Because of the bad press, and because he has failed an occult family test to determine his worthiness to rule, Freddy and Fredericka are sent on a quest.

They are to parachute into New Jersey, incognito, clad only in rabbit skin bikinis, to win the United States back for the Commonwealth.

Piece of cake.

What follows is a satiric and affectionate odyssey through America, in which F & F (totally unrecognized by people who’ve been looking at their pictures all their lives) take odd jobs, ride the rails, serve as forest rangers, impersonate dentists, and Freddy becomes a speech writer for a presidential candidate (who bears no discernible resemblance to Bob Dole, despite the fact that Helprin himself was chief writer for his campaign, something I suspect even he would admit is not the highlight of his résumé). Like all good travelers, they learn not only to love the new country, but to love their own country better through it.

And the final chapters, when they go home, are deeply moving, filled with hope for the world.

One only wishes Prince Charles really were Freddy. And that Di had been Fredericka, of course.

I don’t award stars to books, but if I did I’d add a star for this one. Get it. Read it. Laugh. Be touched. Thank me later.

You’ll probably just want to skip this post

The family reunion went great. Fine weather, good turnout. Everyone was genial, and nobody said anything to offend me.
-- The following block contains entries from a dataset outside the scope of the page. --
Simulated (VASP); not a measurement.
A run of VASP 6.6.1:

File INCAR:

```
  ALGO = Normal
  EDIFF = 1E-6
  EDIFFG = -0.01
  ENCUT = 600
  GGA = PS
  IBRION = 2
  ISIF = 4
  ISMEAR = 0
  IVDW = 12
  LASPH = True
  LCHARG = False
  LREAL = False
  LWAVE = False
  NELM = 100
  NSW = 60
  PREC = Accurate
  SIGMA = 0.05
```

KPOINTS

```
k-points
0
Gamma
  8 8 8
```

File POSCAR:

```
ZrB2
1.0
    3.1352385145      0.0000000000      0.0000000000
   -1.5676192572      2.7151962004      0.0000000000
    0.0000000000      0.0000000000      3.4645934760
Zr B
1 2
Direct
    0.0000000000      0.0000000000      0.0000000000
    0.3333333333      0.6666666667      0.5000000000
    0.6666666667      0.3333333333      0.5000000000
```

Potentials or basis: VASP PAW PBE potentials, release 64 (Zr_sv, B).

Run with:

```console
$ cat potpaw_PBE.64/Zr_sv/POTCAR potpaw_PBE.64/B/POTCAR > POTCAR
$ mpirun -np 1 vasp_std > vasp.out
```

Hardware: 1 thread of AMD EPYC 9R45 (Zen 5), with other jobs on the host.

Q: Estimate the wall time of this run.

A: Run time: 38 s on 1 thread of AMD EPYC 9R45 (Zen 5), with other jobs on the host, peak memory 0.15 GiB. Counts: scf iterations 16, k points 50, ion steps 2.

And yet I went home miserable.

Well, what do you expect? I’m me.

It started out fine. I drove down early to catch the 9:00 a.m. service at my old home church. Even when I got corralled into joining an impromptu quartet of relatives to sing “Great Is Thy Faithfulness” for the special music, I figured the experience couldn’t have been much worse for us who had to sing than for those who had to listen to us. Attendance was summer light, but the church was comfortable and I enjoyed the sermon. (The theme was “Be ye faithful unto death, and I will give thee the crown of life,” in case you’re checking up on me.)

Then I drove out to the farm where the reunion is held nowadays. We had a couple hours yet before lunch, but I helped set up chairs and chatted with a few cousins.

Then people started arriving, and it got more difficult. Not bad. I was doing OK, though there are only three questions anyone asks me:

1. “Making any more trips to Norway?” (Answer: “No. I’m house-poor now. I may never get back to Norway again.”)

2. “Writing any more books?” (Answer: “Yes, but my publisher dumped me and my agent went belly up, so I’m back at square one.”)

3. (This one was only asked once, but was unquestionably posed silently by many:) “Now that Cousin X has surprised us all by getting married after all these years, are you gonna surprise us too?” (Answer: “Probably not, because I’m crazy in a way that women find particularly off-putting.”)

But I was holding up OK, until my brother Moloch casually mentioned something he said I’d said a long time ago, that I didn’t remember saying, and of which I’m ashamed now that I know about it.

That was when the trapdoor opened, and I plunged down—not into emptiness but into sewage, a noxious mixture of fear of other people and loathing of myself. I pretty much shut down for the rest of the afternoon, mostly just speaking when spoken to (which means, in all probability, nobody noticed any difference).

I drove home as soon as I could get away, and went to bed early.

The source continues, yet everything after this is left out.